Apr 3, 2014
06:00 AMMK Memo
Don't Be a Beast in Disney World
When it comes to visiting Walt Disney World, I'm spoiled. My family's been down to see the Mouse six times over the past seven years, most recently for a whirlwind 36 hours before a terrific three-day Caribbean cruise on the Disney Dream (about which much more next week). It didn't take long after brandishing our shiny new Magic Bands at the front gate to realize that Spring Break had brought an insane number of people, both locals and tourists, to the parks — and not all of them were behaving in a "magical" way.
We witnessed mass comportment of the sort we'd never seen over our dozens of days happily hopping among the resort's four parks (Magic Kingdom, Epcot, Disney's Hollywood Studios and Disney's Animal Kingdom). A group of local high schoolers embarrassingly shut down one of the parks' premier attractions (read on for the detes).
As my family and I have come to look at WDW as a true home away from home, we strangely took quite personally the many breaches of conduct exhibited by adults and kids alike. It all inspired me to humbly offer the following guest etiquette tips on how to behave in order to enhance the Disney experience for everyone who comes to this (usually) very happy place.
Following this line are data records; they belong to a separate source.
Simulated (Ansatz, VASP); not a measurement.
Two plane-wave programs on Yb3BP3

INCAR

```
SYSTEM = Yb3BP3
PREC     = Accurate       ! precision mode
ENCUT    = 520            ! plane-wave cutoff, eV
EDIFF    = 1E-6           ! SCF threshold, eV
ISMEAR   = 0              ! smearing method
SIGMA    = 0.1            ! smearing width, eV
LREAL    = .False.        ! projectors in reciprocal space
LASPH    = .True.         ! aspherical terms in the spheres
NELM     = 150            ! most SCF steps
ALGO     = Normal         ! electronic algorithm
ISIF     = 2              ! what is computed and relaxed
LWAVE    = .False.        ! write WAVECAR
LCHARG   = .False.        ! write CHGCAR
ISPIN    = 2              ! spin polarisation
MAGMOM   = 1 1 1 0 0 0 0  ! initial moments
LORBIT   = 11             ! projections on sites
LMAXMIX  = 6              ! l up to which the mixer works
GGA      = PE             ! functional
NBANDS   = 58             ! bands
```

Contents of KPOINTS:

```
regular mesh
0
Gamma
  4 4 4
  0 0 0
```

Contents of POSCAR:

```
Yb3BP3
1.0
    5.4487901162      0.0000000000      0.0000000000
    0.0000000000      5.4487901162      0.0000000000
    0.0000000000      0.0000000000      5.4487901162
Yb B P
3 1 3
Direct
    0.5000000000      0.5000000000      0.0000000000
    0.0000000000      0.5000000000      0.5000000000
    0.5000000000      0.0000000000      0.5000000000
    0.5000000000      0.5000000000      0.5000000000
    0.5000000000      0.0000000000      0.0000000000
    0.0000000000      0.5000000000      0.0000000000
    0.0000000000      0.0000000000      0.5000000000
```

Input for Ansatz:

On our past trips to WDW, we saw exactly zero instances of line-cutting, a distinct Disney no-no. Last week, in a single day, we saw it happen a full four times — once on the queue of Toy Story Midway Mania (right as we passed Mr. Potato Head, pictured here), once on Buzz Lightyear's Space Ranger Spin and twice on the new(ish) Under the Sea: Journey of the Little Mermaid. In two of these instances, the perpetrators were moms with young kids, shouldering their way along the serpentine queue, loudly exclaiming, "Sorry, Grandma's holding our spot."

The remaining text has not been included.